Blog by Gena Ellis, Relationship EducatorWe had a momentous occasion in my home this week: My last child started middle school. I was excited for him because he was starting at a new school where nobody knew him as someone’s little brother and he could create his own identity. The school has a small class size where he can be challenged academically.
However, all the things experts suggest that parents do to have an easy and smooth morning for the first day, I failed to do. I felt like I flunked the first day of school. You may be thinking it couldn’t be that bad, but yes - yes, it was THAT bad.
First, we were out of town until the day before school began, so I felt rushed to get everything done in his room like setting up his desk. Then, since he had a growth spurt during the summer, the shorts I bought (thinking they would fit) didn’t fit when he tried them on! So… I had to search for uniform shorts. Oh, and then I had to run to the grocery store for lunchbox items (yes, we are taking lunch every day).

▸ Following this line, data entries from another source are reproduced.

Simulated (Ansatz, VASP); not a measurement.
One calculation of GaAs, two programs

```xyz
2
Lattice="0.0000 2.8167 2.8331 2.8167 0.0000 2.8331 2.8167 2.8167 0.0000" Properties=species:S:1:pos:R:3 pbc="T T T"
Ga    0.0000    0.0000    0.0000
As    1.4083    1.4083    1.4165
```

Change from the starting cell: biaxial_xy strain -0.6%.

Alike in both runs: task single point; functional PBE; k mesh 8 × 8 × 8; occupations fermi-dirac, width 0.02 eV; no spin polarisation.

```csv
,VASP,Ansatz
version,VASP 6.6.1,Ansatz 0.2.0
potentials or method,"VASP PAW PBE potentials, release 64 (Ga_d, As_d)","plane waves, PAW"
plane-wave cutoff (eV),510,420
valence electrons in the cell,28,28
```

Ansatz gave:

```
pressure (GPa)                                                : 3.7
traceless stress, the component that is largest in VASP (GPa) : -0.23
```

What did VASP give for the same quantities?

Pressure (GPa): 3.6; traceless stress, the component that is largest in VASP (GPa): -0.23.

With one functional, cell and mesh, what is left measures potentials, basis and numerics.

Enter Monday morning. I wake up early, go to his room and say, “Wake up, Sunshine; it’s a brand new day.” He turns over and says, “Mom, I’m still tired.” I reply, “Yes, you are probably tired because you didn’t go to sleep until 11:00 p.m.” And things went south from there.
We finally get to the school. We find his classroom and see everyone at their lockers. In my mind, I’m thinking, “I haven’t used a locker in eons.” We struggled to open his locker combination until another parent offered to help us. We eventually get his locker opened and place all his things inside. I give him a hug and say, “Have a great day!” But on the inside, I feel like a failure.
I go through the day worried about how things are going for him. Is he getting bullied? Did he ever figure out the locker combination? What if he hates this school?
Enter Monday afternoon. I pick him up. He gets in the car.
“How was your day?” I asked.
“GREAT!” he says.
“What was great about it?”
“I am now an expert on my locker. This school makes it easy to be good.”
As we were driving home, I was SO relieved. Did I do everything perfectly? NO. Was I frustrated? Yes. Was I a failure as a MOM? Absolutely NOT. As moms, we are so hard on ourselves. We often suffer from the curse of comparison where we look at other moms and they seem to make it look so easy while we struggle. What I’ve learned from this is that it’s important to be kind to myself, to stop seeking perfection and just be a PRESENCE in my child’s life. That’s way more important than being perfect.